So, in essence, you’re saying if I own the property and contract out the management, get an LLC. Or if I manage the property and someone else owns it, form an LLC. But not if I both own and manage, or obviously if I do neither. Am I getting your drift?
Here’s where I want to hear propertymanager(mike)'s take. I hear he owns and manages, and recommends an LLC to start with. Nothing against, you, just like hearing other opinions and clarifications. Also, out of curiosity, what state do you operate out of? If that’s too personal, is it liberal, centrist, or conservative? I’m just trying to get a feel for the political slant’s influence on these laws, because I know they exist, unfortunately/fortunately. Thanks for your help!

The laws don’t matter really. A well drafted operating agreement in the most liberal state will protect you much better than a poorly drafted one in a conservative state. It only takes an $11K judgment to force you into bankruptcy where many LLC protections disappear.

There’s nothing wrong with setting up an LCC when you have no wealth or plan to manage property yourself. You just need to be aware of the limitations and decide for yourself if you want to spend the money to do it. If someone says that an LLC is going to protect your personal assets from your personal actions in the name of the business, then they are wrong. You need additional planning to cover those holes. Again, you have to decide if that is the best use of your money.

What is the best way to set up proprty and manage it? Since a LLC won’t offer the protection I want then what should I use? I understand that many investors have nothing in their name and just control the property.

There is no best way. There is only the best way for you. Sit with a qualified planner to evaluate your situation. An LLC may be appropriate. It may be the worse thing.

What is the best way to set up proprty and manage it?

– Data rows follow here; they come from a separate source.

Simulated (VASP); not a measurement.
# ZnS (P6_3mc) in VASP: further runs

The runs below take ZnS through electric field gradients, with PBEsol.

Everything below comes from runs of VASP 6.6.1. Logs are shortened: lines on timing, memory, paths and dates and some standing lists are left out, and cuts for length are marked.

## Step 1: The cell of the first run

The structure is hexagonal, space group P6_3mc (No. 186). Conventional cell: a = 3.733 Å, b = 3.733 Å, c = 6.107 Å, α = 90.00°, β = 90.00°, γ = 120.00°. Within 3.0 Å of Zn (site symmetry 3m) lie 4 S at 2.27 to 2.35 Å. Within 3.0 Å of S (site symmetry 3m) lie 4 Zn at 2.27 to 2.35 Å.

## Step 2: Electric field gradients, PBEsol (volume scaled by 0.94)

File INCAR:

Treat it like a business. if it’s broke, fix it promptly and professionally. if they’re late, send them a letter. late again, send a certified letter. everything’s in writing. all business, all the time. have good insurance. have good contractors and vendors. run background checks. that will keep 99.9999% of problems from developing in the first place.

I am refinancing a property and putting it into an LLC afterwards and have a property management company renting it out… is this the correct way to do this ??..and also If another property I own in my name personally goes into foreclosure…would this other property be protected by creditors if it is an LLC ?

Does anybody know if you can take the money you have in a CD and for assett protection purposes due to a forthcoming foreclosure…put the CD in the name of your son ??

That transaction would be subject to the fraudulent transfer/conveyance laws. The only statutory protection for BK are homesteads, certain tools of the trade, life insurance, annuities, and some retirement plans.

What do you mean by correct? It is a way to prevent a creditor from bypassing the LLC to your other assets, but it is expensive. Most investors I know manage the property themselves and own it with an entity where they have no direct ownership. The one person I know who uses a property manager did so because he is at the point where he cannot do so himself.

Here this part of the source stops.